[vsnet-chat 7548] Re: variable in OTJ16... field?
David Boyd
drsboyd at dsl.pipex.com
Mon Jul 12 18:19:49 JST 2010
I've just analysed 5 nights (5-9 July) data from Bart and myself on the putative
new variable GSC 967 904. All from essentially one longitude so there are strong
aliases. It looks like a genuine variable unrelated to the nearby superhumper.

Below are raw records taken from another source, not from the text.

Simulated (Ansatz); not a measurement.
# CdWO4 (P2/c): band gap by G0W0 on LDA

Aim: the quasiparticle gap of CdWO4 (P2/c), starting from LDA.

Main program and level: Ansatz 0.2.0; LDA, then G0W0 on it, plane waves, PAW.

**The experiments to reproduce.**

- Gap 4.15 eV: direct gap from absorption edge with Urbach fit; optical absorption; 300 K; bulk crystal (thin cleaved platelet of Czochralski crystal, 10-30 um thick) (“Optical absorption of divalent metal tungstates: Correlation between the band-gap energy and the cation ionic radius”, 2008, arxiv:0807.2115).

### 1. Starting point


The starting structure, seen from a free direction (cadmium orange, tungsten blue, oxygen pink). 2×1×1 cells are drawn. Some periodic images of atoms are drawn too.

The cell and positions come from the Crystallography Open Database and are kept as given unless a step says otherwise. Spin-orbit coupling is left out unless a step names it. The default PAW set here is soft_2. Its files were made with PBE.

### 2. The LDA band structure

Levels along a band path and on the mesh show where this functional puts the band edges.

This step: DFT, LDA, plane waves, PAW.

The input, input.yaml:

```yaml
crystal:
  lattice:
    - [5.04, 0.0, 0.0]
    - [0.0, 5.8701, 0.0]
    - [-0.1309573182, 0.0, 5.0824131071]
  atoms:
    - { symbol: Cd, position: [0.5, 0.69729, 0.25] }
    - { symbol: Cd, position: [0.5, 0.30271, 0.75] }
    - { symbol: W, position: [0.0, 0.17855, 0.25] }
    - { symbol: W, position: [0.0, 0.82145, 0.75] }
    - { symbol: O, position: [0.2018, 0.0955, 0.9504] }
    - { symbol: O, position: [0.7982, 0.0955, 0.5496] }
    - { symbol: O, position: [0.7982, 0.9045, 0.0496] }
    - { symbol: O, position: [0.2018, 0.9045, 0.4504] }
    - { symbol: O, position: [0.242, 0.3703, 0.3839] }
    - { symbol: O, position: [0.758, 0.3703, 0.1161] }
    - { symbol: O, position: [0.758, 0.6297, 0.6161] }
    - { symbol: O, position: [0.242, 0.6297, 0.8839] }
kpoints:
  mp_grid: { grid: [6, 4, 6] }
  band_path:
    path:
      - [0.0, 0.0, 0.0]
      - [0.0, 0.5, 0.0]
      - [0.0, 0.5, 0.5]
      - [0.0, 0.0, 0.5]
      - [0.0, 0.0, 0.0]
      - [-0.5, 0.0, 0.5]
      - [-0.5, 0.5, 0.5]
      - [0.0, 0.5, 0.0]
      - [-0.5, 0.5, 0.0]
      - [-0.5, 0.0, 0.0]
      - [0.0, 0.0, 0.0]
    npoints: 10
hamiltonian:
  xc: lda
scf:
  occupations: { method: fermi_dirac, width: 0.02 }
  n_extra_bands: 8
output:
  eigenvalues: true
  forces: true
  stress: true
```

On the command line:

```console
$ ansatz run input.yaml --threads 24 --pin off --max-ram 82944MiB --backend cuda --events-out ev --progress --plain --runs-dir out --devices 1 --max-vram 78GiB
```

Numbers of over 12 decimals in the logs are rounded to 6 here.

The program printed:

The sinusoidal fitting methods in Peranso all favour a single cycle period of
0.169d with amplitude 0.08mag. ANOVA seems to prefer a longer double cycle
period. No colour information seems to be available yet.
Regards,
David
----- Original Message -----
From: <substellar at Safe-mail.net>
To: <novak at hvezdarna.cz>; <vsnet-chat at ooruri.kusastro.kyoto-u.ac.jp>
Sent: Monday, July 12, 2010 9:24 AM
Subject: [vsnet-chat 7547] Re: variable in OTJ16... field?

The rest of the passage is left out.